If you’re the parent of one or more middle-schoolers, you know the drill. They hate you. They love you. Their friends are the best ever. They hate their friends. They never want to go to school again. They can’t live without school. Most of all, they can’t stand to be seen with you! Well…most of the time, anyway. So, if you’re planning a family vacation, how do you deal with the crazy personality of your tween?
Every year, plenty of parents drag their middle schoolers on vaction, including to Europe, some of them kicking and screaming. But if you know how just where to go, how to organize your itinerary, and when to give in a little, your family can have a pleasant trip that’s not just one big screaming match. You’ll just need to follow some helpful tips.
Choosing a Suitable Destination
When looking for a place to spend their vacation money, most families try to consider a destination that will be enjoyed by the entire family, but problems sometimes arise when parents still look at their tweens as kids rather than burgeoning adults. The likes and dislikes of 11-13 year-olds are largely different from those of a 7-9 year-old but not quite equivalent with older teens, so parents should plan accordingly when looking for a good vacation spot in Europe. Most of all, you should let them have a little input.

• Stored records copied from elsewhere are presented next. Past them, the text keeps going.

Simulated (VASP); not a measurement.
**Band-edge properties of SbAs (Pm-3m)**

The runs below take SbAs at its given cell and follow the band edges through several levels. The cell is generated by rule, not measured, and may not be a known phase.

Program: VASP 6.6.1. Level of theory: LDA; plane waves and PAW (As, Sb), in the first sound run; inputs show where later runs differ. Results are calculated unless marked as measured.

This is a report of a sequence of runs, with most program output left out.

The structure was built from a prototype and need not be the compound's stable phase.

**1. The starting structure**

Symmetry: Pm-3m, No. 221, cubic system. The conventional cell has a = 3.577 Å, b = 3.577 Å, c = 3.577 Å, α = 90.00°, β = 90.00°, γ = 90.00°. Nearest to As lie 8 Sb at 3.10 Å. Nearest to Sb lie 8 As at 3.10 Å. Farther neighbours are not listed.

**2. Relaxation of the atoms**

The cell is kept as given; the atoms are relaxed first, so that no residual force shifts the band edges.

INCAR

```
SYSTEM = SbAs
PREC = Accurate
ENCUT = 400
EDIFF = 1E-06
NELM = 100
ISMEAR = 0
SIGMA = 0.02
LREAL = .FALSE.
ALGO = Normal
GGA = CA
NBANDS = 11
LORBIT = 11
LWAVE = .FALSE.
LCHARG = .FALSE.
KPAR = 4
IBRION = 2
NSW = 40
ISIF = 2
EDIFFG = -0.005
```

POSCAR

If you don’t have a specific location that you simply must include on your itinerary, start the discussion by giving your tween (and your other children, if you have them) a list of the possible places you might like to visit. Then send them to their computer. These days, most tweens spend hours a day on their computer or tablet and know how to do in-depth research. Let them take a look at each destination you’re considering to ascertain what there is to see and do. Give them specific instructions such as “Find 3 attractions you’d like to visit” or “Look for 2 outdoor activities you’d like to do.” We can bet you that your kid will come back with way more than 2 or 3.
But do think about the choices you give them. Most tweens will love London, for example, but may not be so fond of Brussels or Dubrovnik, so save those trips for you and your significant other. Kids tend to love Italy in general because it has a little of everything, from beaches and volcanoes to ancient ruins and cool attractions like the Leaning Tower of Pisa. Paris is pretty cool, too, especially for tween girls who enjoy the fashion scene. That age group seems to like Barcelona as well, especially the funky Gaudi architecture there.
Another fun idea? Go someplace where there are lots of castles, like France’s Loire Valley, parts of Germany, and perhaps Ireland. These are especially enticing to kids who like Harry Potter and perhaps virtual games like Dungeons and Dragons and all of the similar games that it has spawned.
Making an Itinerary
Once you’ve chosen your destination, chances are that your tween might start off the vacation discussion by saying: “No old buildings and no museums!” Of course, ancient buildings and great museums are what Europe is all about and there’s no doubt that you – the adult – will want to see some of those museums, cathedrals, monuments, and other landmarks during your family vacation.
If you’re tween has done his/her homework, he’s probably found some old buildings and museums that might be enticing as well. If so, be sure to add those to the must-see list. Then have a chat with your middle schooler about the things you’d like to see and add those to the schedule as well. But take into consideration that perhaps you don’t have to see the entire Louvre while you’re in Paris, for example. Maybe you can just zero in on a few sections that include an era or medium that excites you.
Be sure to also include “active” pursuits on your list. For example, Copenhagen, Denmark is a wonderful place for bike riding, so if you’re there, plan to rent some two-wheeled vehicles and explore the city. In London, you can go horseback riding in Hyde Park or, in winter, ice skating on some outdoor rinks. In Italy, families that enjoy hiking together can trek to one of Southern Italy’s four volcanoes – Mount Vesuvius, Stromboli, Vulcano, and Mount Etna. You get the picture. Mix it up so that your vacation isn’t all standing in line or standing around looking at old stuff.
Look for Family-Friendly Accommodations
Where you stay when you vacation in Europe with your tween can make all the difference. Even if that country inn or B&B looks enticing to you – you know, the one without phones and TVs – opt for the chain hotel that has a pool and game room. You’d be surprised at how agreeable your tween can become once you give him a roll of quarters and send him off to play pinball or when you let her splash around for an hour while you read your book by the pool.